Visual Regression Testing with Playwright: toHaveScreenshot Without Applitools

toHaveScreenshot() creates a baseline screenshot on first run and fails on any subsequent run where the pixel difference exceeds a threshold. The most common first CI failure has nothing to do with a real regression: baselines generated on a developer's macOS machine don't match what Linux CI renders, because font hinting and sub-pixel rendering differ between platforms. This article covers threshold configuration, masking dynamic content like timestamps and user avatars, generating Linux-compatible baselines with Playwright's Docker image, and when a commercial tool like Applitools is worth the cost over the built-in approach.

What visual regression testing actually is

A visual regression test captures a screenshot of a page or element, stores it as a baseline, and then compares every future run against that baseline pixel by pixel. If the difference exceeds a configurable threshold, the test fails and shows you exactly which pixels changed.

The distinction from a standard screenshot is important. Taking a screenshot with page.screenshot() just saves a file. It never fails. It tells you nothing about whether the page looks correct. Visual regression testing requires a reference (the agreed-upon "this is what it should look like" image) and an automated comparison against that reference on every run.

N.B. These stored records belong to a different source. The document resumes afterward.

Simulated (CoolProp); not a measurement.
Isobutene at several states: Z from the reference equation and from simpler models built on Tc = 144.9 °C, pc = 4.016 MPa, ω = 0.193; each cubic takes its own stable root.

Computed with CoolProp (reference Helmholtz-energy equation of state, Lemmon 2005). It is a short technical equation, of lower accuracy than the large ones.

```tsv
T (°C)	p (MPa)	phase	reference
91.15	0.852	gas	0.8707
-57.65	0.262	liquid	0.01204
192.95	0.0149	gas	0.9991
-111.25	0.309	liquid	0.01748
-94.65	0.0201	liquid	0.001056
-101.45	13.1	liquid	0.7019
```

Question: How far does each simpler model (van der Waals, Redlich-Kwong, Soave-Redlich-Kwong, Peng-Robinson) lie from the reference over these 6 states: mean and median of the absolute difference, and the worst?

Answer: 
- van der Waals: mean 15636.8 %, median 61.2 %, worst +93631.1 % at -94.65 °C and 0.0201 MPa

The appeal is real. You catch layout regressions that no functional assertion would ever surface: a CSS change that shifts a modal five pixels to the left, a z-index bug that hides a dropdown behind a banner, a dark-mode implementation that accidentally inverts a logo. These are the kinds of bugs that make it through code review because reviewers focus on logic, not pixels.

The challenge is also real. Screenshots are sensitive. A one-pixel anti-aliasing difference between macOS and Linux, a dynamic timestamp on the page, an ad that rotates content: all of these will generate false failures. Managing that noise is most of the practical work in visual regression testing.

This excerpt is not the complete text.